Bones over Southwest Asia Part III

  • Published
  • By Steven J. Merrill
  • 28th Bomb Wing Public Affairs
(Editor's Note: Following is the third of a three-part feature about B-1B Lancer crews conducting missions in Southwest Asia following the attacks of 9/11.)

By the end of October 2001, nearly all of the fixed targets in Afghanistan had been destroyed during Operation Enduring Freedom, and the role of the B-1B Lancer changed to ground support. B-1 aircrews proved it to be a tremendous combat asset during the initial attacks, and continue to provide critical support for combatant commanders today.

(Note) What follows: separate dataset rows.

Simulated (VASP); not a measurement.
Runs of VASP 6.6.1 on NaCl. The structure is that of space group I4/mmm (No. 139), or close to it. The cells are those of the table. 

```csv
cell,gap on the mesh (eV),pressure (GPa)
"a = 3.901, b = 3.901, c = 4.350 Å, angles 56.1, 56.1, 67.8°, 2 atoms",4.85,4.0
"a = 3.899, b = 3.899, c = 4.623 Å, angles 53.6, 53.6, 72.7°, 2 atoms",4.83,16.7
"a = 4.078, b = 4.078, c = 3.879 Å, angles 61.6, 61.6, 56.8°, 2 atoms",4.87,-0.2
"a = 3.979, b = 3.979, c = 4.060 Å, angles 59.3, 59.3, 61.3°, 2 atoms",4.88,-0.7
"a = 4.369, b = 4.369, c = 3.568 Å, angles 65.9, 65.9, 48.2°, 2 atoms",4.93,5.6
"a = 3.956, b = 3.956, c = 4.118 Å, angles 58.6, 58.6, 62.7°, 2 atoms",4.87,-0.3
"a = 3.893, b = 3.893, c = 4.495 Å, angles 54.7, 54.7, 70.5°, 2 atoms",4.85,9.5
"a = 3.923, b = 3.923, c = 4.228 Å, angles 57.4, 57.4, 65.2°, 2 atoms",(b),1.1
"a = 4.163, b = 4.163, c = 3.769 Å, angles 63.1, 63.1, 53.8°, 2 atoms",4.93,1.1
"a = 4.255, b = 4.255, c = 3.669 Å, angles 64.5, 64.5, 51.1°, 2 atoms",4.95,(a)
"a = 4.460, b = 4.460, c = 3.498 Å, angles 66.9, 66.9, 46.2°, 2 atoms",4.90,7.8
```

"The weapons system has evolved by leaps and bounds since then, but the fact we were dropping a large number of guided munitions really revolutionized how we think about air warfare now," said Col. Mark Weatherington, 28th Bomb Wing commander, who participated in the initial OEF deployment as a major assigned to the 77th Bomb Squadron at Ellsworth. "Certainly, we are much more capable from a communications and sensor standpoint than we were 10 years ago. We are better integrated with the entire joint force, more lethal, and doing more diverse things for the force particularly in ISR (Intelligence, Surveillance, Reconnaissance)."

Lt. Col. Brian Mead, 37th Bomb Squadron commander, added that ground commanders have a number of very capable weapons systems at their disposal, each of which brings its own specific capabilities. But, time and again, it is the B-1 being requested.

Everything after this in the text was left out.